In late May, the Pew Research Center reported again on support for Israel in the United States and once again found a significant partisan gap.
The report, which can be read here, states that “Republicans are far more likely than Democrats to view the Israeli people favorably and the Palestinian people unfavorably (44% vs. 12%).” Pew also found that “Republicans and those who lean to the GOP are much more likely to express a favorable view of the Israeli people (78%) than of the Palestinian people (37%). Among Democrats and Democratic leaners, on the other hand, similar shares express favorable views toward both groups (60% and 64%, respectively).”
That latter finding is striking: more Democrats and those who lean Democratic express a favorable view of Palestinians than of Israelis.
Other polls have found the same thing. A May 2021 Economist/YouGov poll by Kathy Frankovic found this:
[A]lthough 22% of Democrats regard protecting Israel as "very important” U.S. goal overall, fully 61% of Republicans do so. In the longstanding conflict between Israel and the Palestinians….Three in five Republicans (61%) say their sympathies lie with Israel, while Democrats are more likely to say they sympathize with both sides (35%) than support either Israel (16%) or the Palestinians (23%). Only 5% of Republicans say their sympathies lie more with the Palestinians.
A separate May 2021 poll by Quinnipiac College asked “From what you know about the situation in the Middle East, do your sympathies lie more with Israelis or more with the Palestinians?” The poll found that among Republicans, 74 percent said their sympathy lay with Israelis and only 8 percent with the Palestinians. But among Democrats, 43 percent said Palestinians and only 22 percent with Israelis.
This is a change over time, as the Washington Post reported about a February 2021 poll by Gallup:
A decade ago, by margins of about 2-to-1, Democrats said their sympathies were more with Israelis than with Palestinian Arabs. Polling in February showed Democrats now closely divided, with 42 percent saying their sympathies were with Israelis and 39 percent citing the Palestinian Arabs. That compares with a 79 percent to 11 percent split in favor of Israelis among Republicans.

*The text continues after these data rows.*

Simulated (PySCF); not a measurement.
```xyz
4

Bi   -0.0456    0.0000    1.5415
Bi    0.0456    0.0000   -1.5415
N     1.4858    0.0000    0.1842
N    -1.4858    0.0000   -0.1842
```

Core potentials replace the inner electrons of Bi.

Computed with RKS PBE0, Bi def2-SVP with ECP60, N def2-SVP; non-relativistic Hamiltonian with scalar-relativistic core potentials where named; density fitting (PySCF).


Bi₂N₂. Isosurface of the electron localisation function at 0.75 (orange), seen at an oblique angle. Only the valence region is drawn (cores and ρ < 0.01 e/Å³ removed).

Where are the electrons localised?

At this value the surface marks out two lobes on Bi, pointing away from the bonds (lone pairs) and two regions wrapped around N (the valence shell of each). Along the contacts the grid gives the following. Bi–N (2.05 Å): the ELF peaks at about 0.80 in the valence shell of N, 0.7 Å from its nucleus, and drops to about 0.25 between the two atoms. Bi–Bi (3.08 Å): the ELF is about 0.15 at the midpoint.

In each poll the numbers differ but the conclusion is the same: Republicans are significantly more supportive than Democrats of Israel, while Democrats are now more sympathetic to Palestinians. Whether this is good or bad news depends, of course, on one’s own views of the Middle East and one’s own partisan leanings. But it is certainly a message to pro-Israel Democrats, and to the pro-Israel community, that whatever is being done to maintain—or better, to recover—Democratic support for Israel is not working.